I just want a new unit that can play the songs stored on my smartphone!
-Jimdoria (March 31, 2015, 11:11 AM)
--- End quote ---

I have an offer to make you, that could solve your problem, and at a much lower cost than you might have originally thought.

I have a brand new, still in the box, vintage car stereo with a cassette deck (purchased about 10 years ago, or slightly less), that I am looking to get rid of. You could use with a Bluetooth adapter.

It was purchased for a car that ended up totaled before my husband could get it installed, and since he doesn't drive any more, there is no chance that we will ever use it. I can't remember if he bought it for a Honda Civic or a Ford Escort. We chose this particular one because my husband is a destroy machine that can't be trusted with, it had to have a cassette player.

If the stereo is compatible with your car, I am willing to let you have it for the cost of shipping, or if you still live in my state, you could optionally just pick it up.

If it is something you would consider, let me know and I will dig it out of the closet and give you more info about it.

Thanks for the replies everybody! Yeah, wasn't looking especially for "buy this model" kind of advice. Just some perspective on why the build quality of these units seems to have suffered. Although as Curt's beautiful post shows, there ARE alternatives.

And I know this is a software forum, but I've never known DC users to be shy about offering their opinions on other topics as well, given the chance.  ;)

app103, I appreciate the offer, and that IS a cool gizmo. The current Pioneer unit in my car is radio / CD only though, so I'm afraid I can't take you up on it.

For those who are interested, CWuestefeld gets at an important point. A lot of the interaction with the unit is no longer ON the unit. I'm looking at stereos that feature the new Android Open Accessory protocol which essentially turns the head unit into a remote control / speaker system for an Android phone. You can use the controls on the head unit to pause, skip ahead, adjust volume, etc. but you can also do these things right on the phone. Good for when the flimsy plastic knob breaks off I guess?

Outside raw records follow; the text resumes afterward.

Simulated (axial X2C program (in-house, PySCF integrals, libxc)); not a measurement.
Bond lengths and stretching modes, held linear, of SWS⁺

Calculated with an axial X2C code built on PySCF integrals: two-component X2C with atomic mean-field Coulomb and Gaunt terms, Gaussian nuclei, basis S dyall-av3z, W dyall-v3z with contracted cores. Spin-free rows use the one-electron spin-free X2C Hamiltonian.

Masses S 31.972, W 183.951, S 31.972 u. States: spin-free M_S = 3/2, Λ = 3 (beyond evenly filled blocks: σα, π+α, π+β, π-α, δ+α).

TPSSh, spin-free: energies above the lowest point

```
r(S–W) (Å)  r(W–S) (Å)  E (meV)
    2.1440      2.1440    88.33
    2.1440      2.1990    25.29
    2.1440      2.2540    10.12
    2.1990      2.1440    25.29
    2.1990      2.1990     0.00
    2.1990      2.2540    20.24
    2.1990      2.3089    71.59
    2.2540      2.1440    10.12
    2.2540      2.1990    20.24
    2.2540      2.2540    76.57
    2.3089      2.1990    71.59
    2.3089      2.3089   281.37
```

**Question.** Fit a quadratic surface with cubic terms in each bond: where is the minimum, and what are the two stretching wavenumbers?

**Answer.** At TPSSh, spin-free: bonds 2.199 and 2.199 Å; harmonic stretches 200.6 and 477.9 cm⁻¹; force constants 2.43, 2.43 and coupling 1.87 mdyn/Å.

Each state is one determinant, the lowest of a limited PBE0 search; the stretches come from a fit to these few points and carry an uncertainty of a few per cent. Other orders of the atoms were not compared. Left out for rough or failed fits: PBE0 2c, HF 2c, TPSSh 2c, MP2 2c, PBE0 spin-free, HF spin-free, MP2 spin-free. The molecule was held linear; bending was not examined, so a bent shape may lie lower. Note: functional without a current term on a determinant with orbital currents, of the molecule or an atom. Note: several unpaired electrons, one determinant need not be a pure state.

I'm going to repeat Curt's query though, and do some digging. I still think a car stereo ought to look like you could accidentally bang your toolbox against it and still work the knobs.

Plus, the dual-knob volume+tuning design is one of the most elegant and intuitive UIs ever designed, and I'm tending to stick with it just on principle. So this is not quite software related, but it is User Experience related, which I think gets me a pass for posting it on DC.  :P

Well, there's always the generic reason....every manufacturer of everything on the planet is looking to cut corners. Every new generation of every product is more flimsy & more cheaply made than the last.

There are exceptions to that rule, but not nearly enough.